Submitted photo Village Trustee Roger Britz, left, talks with sculptor William Koch about the cherub.

Fredonia, we have a cherub.

A couple of trouble-makers swiped the cherub from atop one of the Barker Common fountains back in 2019. That wrong is about to get righted, with the installation of a replacement coming soon.

Village Trustee Roger Britz has been overseeing the effort to sculpt a new cherub for the top of the fountain in the west side of Barker Common.

“If all goes as planned, the cherub will be installed Oct. 30 or 31, just as the end of the park project will be completed,” said Britz.

Buffalo sculptor William Koch created the new cherub. Britz said Koch was recommended to village trustees by Robert Booth, a retired SUNY Fredonia professor who oversaw restoration efforts on the fountains in the 1990s.

“The cherub was sculpted from photos from collections Bob Booth and myself had,” Britz said.

Insurance covered $10,000 of the cost of the sculpture and trustees approved paying for the balance from the budget’s general fund, Britz said. He was not sure of the total cost, stating he would need to find the resolution that approved the expenditure.

The project is highly personal for Britz because a member of his family donated the original fountains back in 1900.

Charles Mark, whose name can still be seen on the fountains, was the brother of Britz’s great-grandmother, Harriet Ann Mark.

He advocates security measures in and around the commons to deter people from messing with the fountains. “The village is looking into webcams that can be installed on the new park lighting poles to provide better security around the park and store fronts that face the park,” he said.

The original cherub was stolen in November 2019 at about 2:20 a.m. on a Thursday morning. Police reviewed footage from a camera in the park and determined two people removed the sculpture from atop the fountain, entering from the west side of the park and fleeing the same way. No one was ever charged for the theft and it remains unsolved.

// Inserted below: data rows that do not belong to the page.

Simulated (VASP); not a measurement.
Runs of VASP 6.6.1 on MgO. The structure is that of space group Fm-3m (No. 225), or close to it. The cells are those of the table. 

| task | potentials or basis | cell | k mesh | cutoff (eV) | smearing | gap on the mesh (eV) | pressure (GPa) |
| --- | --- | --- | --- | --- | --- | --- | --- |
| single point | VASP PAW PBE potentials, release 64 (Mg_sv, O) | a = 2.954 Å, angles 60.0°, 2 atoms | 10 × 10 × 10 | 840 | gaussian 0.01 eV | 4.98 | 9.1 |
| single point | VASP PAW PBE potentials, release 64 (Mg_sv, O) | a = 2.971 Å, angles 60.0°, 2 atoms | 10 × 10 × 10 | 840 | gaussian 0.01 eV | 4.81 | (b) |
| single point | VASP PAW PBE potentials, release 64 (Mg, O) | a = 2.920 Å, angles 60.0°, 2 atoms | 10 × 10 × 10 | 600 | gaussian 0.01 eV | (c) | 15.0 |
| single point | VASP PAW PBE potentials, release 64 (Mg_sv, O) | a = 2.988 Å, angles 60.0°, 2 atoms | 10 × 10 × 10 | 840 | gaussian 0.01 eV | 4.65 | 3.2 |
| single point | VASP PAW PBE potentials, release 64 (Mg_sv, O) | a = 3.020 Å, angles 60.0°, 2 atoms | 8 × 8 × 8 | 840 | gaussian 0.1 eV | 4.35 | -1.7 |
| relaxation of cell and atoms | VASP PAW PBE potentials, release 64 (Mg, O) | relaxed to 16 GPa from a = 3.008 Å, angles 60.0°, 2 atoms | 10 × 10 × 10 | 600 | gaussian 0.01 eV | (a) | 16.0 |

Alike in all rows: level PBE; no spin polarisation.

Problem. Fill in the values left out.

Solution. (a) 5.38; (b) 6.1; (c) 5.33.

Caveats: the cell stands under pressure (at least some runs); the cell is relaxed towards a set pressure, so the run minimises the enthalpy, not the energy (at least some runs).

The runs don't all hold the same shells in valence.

A look through OBSERVER archives shows that the cherub has had a rocky history, even before it was stolen in 2019.

The cherub was also vandalized in October 1997, but that time, it was recovered by village police a couple months later — minus its head. A couple of SUNY Fredonia students tipped off authorities as to where the sculpture could be found, and police took it back after getting a search warrant.

Booth repaired it back then. He was the one who noticed the cherub was missing in 2019, reporting it to police. He also worked on the fountain after more vandalism in 1990.

The version of the cherub that got beat up back in the ’90s was possibly a replacement, itself. The original sculpture got smashed by a falling tree in November 1967.